Nepra reserves judgment on K-Electric petition

ISLAMABAD-National Electric Power Regulatory Authority (NEPRA) has reserved the judgment on the petition of K-Electric for a hike of Rs3.217/unit in power tariff on account of quarterly tariff adjustment for the April-June quarter of the ongoing year.
NEPRA on Thursday conducted a public hearing on KE’s petition for additional quarterly tariff adjustment for the quarter ending on June 2023 under MYT FY 2017 to 2023. K-Electric had sought additional quarterly tariff adjustment Rs3.02/unit on account of revision in price settings at Rs2.57/unit during April-June, followed by an annual inflationary impact of Rs0.87/unit on operations and maintenance on top of already covered expenses in base tariff, and some other previous adjustments. KE had also sought Rs13.2 billion write-off against unrecovered bills for the quarter. However, later, KE had upward revised Rs16.254 billion write-off for the FY 2022-23.

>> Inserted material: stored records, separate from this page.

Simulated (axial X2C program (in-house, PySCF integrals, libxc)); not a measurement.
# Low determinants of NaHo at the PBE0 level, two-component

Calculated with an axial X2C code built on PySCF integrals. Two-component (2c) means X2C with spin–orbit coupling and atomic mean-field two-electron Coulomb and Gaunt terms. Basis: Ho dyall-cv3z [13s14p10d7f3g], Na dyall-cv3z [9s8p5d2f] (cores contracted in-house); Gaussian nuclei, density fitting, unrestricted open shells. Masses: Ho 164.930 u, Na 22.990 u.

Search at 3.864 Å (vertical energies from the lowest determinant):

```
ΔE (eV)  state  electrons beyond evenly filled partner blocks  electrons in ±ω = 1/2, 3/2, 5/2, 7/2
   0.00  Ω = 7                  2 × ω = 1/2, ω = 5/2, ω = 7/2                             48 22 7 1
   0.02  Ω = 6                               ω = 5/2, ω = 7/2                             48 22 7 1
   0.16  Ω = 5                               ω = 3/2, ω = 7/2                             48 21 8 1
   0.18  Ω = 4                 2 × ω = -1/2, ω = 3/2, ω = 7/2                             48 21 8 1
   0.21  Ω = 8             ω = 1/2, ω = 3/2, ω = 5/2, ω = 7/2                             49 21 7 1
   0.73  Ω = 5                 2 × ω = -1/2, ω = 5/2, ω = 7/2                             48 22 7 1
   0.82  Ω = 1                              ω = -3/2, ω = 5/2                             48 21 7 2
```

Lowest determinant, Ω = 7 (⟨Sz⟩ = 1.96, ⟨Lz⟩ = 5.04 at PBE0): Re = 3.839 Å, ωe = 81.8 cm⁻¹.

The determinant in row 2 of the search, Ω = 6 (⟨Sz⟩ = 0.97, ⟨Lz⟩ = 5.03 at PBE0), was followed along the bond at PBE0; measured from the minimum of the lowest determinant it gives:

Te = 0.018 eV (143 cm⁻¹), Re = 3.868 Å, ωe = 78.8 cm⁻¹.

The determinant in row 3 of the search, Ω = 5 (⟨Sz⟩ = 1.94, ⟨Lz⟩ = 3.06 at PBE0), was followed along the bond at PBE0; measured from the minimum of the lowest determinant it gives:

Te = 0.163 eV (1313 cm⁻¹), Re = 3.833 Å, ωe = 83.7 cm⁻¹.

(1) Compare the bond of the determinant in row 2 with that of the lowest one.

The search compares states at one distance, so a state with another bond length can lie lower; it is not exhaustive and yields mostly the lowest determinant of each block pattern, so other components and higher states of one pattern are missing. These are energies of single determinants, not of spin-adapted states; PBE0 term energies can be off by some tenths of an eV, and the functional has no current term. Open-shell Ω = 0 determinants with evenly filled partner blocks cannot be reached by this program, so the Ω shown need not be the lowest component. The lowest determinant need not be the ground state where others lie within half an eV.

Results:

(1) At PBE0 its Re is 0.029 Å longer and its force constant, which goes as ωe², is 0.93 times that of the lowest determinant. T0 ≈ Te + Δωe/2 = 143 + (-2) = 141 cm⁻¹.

According to KE, variation in O&M and capacity cost of power purchases were in negative Rs1,243 million, unrecovered cost of FCA due to non-adjustment of T&D losses were Rs1,069 million, net impact of life-line 300 units and agricultural units were negative Rs2 million, and additional write-off were Rs16.254 billion for FY 2023. Other adjustments were in negative Rs180 million. According the NEPRA calculations, O&M and capacity cost of power purchases were in negative Rs357 million. Regarding the write-off of Rs16.254 billion, the official was of the view that previously it was denied and they have to see whether it can be allowed in this quarter or not.
The regulator noted that the multi-year tariff of K-Electric has not yet been approved yet by NEPRA. It was informed that the authority determined K-Electric’s MYT for seven years period starting from July 2016 till June 2023. It was further noted that the said tariff was notified by the federal government on May 22, 2019.
The MYT prescribed mechanism for the monthly and quarterly/annual adjustments. The MYT also prescribed mechanism for Profit Claw Back, in case KE’s actual profit exceeds a certain threshold. Pursuant thereto, K-Electric has filed adjustment requests for quarterly adjustment for the quarter ending on June 2023. The official said that the adjustment on account of quarterly adjustment will be applicable only after the approval of the MYT by NEPRA. The amount will recover from the consumers after the new tariff for electricity.
NEPRA has reserved the judgement and will announce it later. It is also noteworthy that NEPRA has already allowed a hike of Rs3.28/unit last month for K-Electric consumers as part of a uniform national tariff increase on account of quarterly adjustments. The increase is being charged across the country for six months (Oct 2023 to March 2024). Meanwhile, NEPRA also concluded a public hearing on K-Electric’s Power Acquisition Programme (PAP) for FY 2024 to FY 2030. The key objective of the Power Acquisition Programme is to develop a long-term capacity expansion plan for KE’s service territory and meet the energy demand in a reliable and sustainable manner, while maximising the use of renewable and indigenous resources.
The Power Acquisition Programme was submitted with the regulator in early 2023 and complements KE’s Rs484 billion Investment Plan to bolster KE’s transmission and distribution infrastructure. Focused on enabling access to affordable energy for all, the PAP prioritises a gradual integration of renewable and indigenous power sources upto 2,200 MW. This includes solar, wind and also hydel projects which will channel electricity towards Karachi under the wheeling regulations prescribed by the NEPRA and Government of Pakistan. It is anticipated that with a sustained growth of 2 percent per year, Karachi’s peak demand could touch 5,000 MW by 2030 and will cater to the power needs of 5 million customers. The company’s efforts are to make the share of renewable energy comprise 30 percent of its generation mix. To actualise these power projects, KE is engaged with various stakeholders including the World Bank, Sindh Energy Department, Government of Balochistan, and other large scale power sector developers.